The Detroit Tigers, undeniably, need pitching help. Their starting rotation is Tarik Skubal and then a cluster of arms you can probably call better than average as a group, but each comes with distinct question marks. Reese Olson can’t stay healthy, Casey Mize regressed heavily after the All-Star Break, Jack Flaherty pulled a Jekyll and Hyde routine down the stretch, and Troy Melton has 45 major league innings. Keider Montero and Brant Hurter are solid 6th starters, but neither project as a replacement
you’re that confident in if something goes wrong with the main group.
Of course, the bullpen projects as even worse. Will Vest is great, Tyler Holton is fine, and then there’s everyone else. The simplest move would be to address the bullpen by addressing the bullpen. Sign Devin Williams or Ryan Helsley to pair with Vest, get an interesting middle reliever or two for $5M, et voila. New bullpen, new team.
That being said, there’s more than one way to skin the proverbial cat. If the Tigers wanted to improve their rotation depth, both now and for the next few seasons, and beef up the bullpen at the same time, they could sign a good starting pitcher and move Melton back to the setup role he inherited down the stretch. It’s unconventional, but it could work. They just need the right starter to make things happen.
When looking for candidates, there’s a pretty specific set of criteria to sort through. The pitcher has to be clearly better than Melton, or at least far more proven, to make this work, otherwise there’s no real point. They also need to be cheap enough that Detroit can realistically afford them; as good as Dylan Cease may be, they probably won’t be spending $150-200M on anyone, let alone a pitcher with an ERA of 4.55 in 2025.
Outside of the couple short-term arms we discussed recently, the main candidate I see is Ranger Suárez. Suárez joined the Philadelphia Phillies rotation full-time in 2022 and has excelled since. Over the last four years, the 30-year-old southpaw has quietly been a top-30 or so pitcher in baseball. 59 starters have tossed at least 500 innings since 2022, and Suárez stacks up favorably. Among that group, his ERA ranks 22nd, while his FIP and fWAR are 17th. Results wise, Suárez has been very good. There are a few flies in the ointment, though, that do need mentioning.

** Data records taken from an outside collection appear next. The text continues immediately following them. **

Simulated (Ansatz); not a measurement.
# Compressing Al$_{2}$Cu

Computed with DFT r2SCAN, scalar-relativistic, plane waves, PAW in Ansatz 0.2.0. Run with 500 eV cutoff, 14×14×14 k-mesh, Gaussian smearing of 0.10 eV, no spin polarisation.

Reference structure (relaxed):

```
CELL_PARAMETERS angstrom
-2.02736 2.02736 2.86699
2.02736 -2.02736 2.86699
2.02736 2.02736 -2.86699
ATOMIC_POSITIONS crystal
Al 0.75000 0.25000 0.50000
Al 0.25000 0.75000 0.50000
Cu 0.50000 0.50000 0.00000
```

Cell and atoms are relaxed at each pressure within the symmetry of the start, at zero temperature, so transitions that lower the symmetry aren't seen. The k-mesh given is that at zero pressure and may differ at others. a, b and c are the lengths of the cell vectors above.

To begin with, his strikeout and walk rates are almost perfectly aligned with league average. That isn’t inherently bad, but it does mean a lot of his excellence is in the form of soft contact, ground balls, home run suppression, and the like. The good news is he’s skilled at making it work, and even brings some of the best fielding at his position to the mix. It’s just a narrower tightrope to walk than for a pitcher who piles up the strikeouts. Those stats are all in the top-20, and are pretty consistent from year to year. It also doesn’t hurt that Suárez is a lefty, giving the Tigers a southpaw in the rotation beyond Tarik Skubal’s expected departure.
Some teams won’t trust that profile, but that’s probably their loss. Suárez throws a varied 5 pitch mix, mostly relying on a sinker, changeup, and curveballs to get weak contact and grounders, so when the command is on, he’s pretty unhittable. It’s a well composed mix with good deception, making him tough to square up. He doesn’t walk many hitters, relying on that command to allow him to pound the strike zone without making many big mistakes, and that emphasis on soft contact and quick outs lets him eat innings. Suárez has averaged over 5.6 innings per start, though he does tend to miss half a dozen starts per season. Recently that’s been in the form of lower back stiffness, which isn’t great, but those issues haven’t slowed him down much at all.
Suárez posted a 3.20 ERA with a 3.21 FIP in 2025 across 157 1/3 innings, good for 4.0 fWAR. While those are the best marks he’s put up since 2021 and not likely to carry over entirely into 2026, he’s a very good bet to remain a 3 WAR pitcher for several years to come. He doesn’t depend on velocity, and command tends to hold up well into a starting pitcher’s early 30’s.
If you’re of the opinion that a pitcher’s job is to get outs, and you don’t really care how, Suárez might be the guy for you. He does that and he does it well. If you want an overpowering ace at the top of your rotation, or at least an arm who could cosplay as that on a good day, there’s probably several other free agents you’d rather have on your roster instead.
Current contract projections for him suggest something like 5 years and $110M-130M, which may be outside of Detroit’s range for a good but not great starting pitcher. I’d argue it shouldn’t be, but that’s a different issue. Working under Detroit’s expected constraints, their best bet at getting impact talent is probably waiting out good free agents whose markets never fully develop. Suárez will probably have quite a bit of interest from multiple teams, so a really bargain lower than those projections doesn’t seem very likely.
Thanks to his unique profile and track record, and the fact Philly is likely to prioritize bringing back Kyle Schwarber and JT Realmuto, Suárez is one of the better candidates to slip through the cracks. Think of Carlos Correa signing with the Minnesota Twins and you get the idea we’re going for here. There were enough other options for teams looking for a high-end shortstop that year that Correa was left without the huge deal he was looking for and ended up signing on with the Twins instead on a one-year deal. Detroit could be the beneficiary by nabbing a strong starting pitcher on a shorter deal, probably with opt-outs and incentives, if a few other teams play it a tad too safe, or are caught up chasing other names.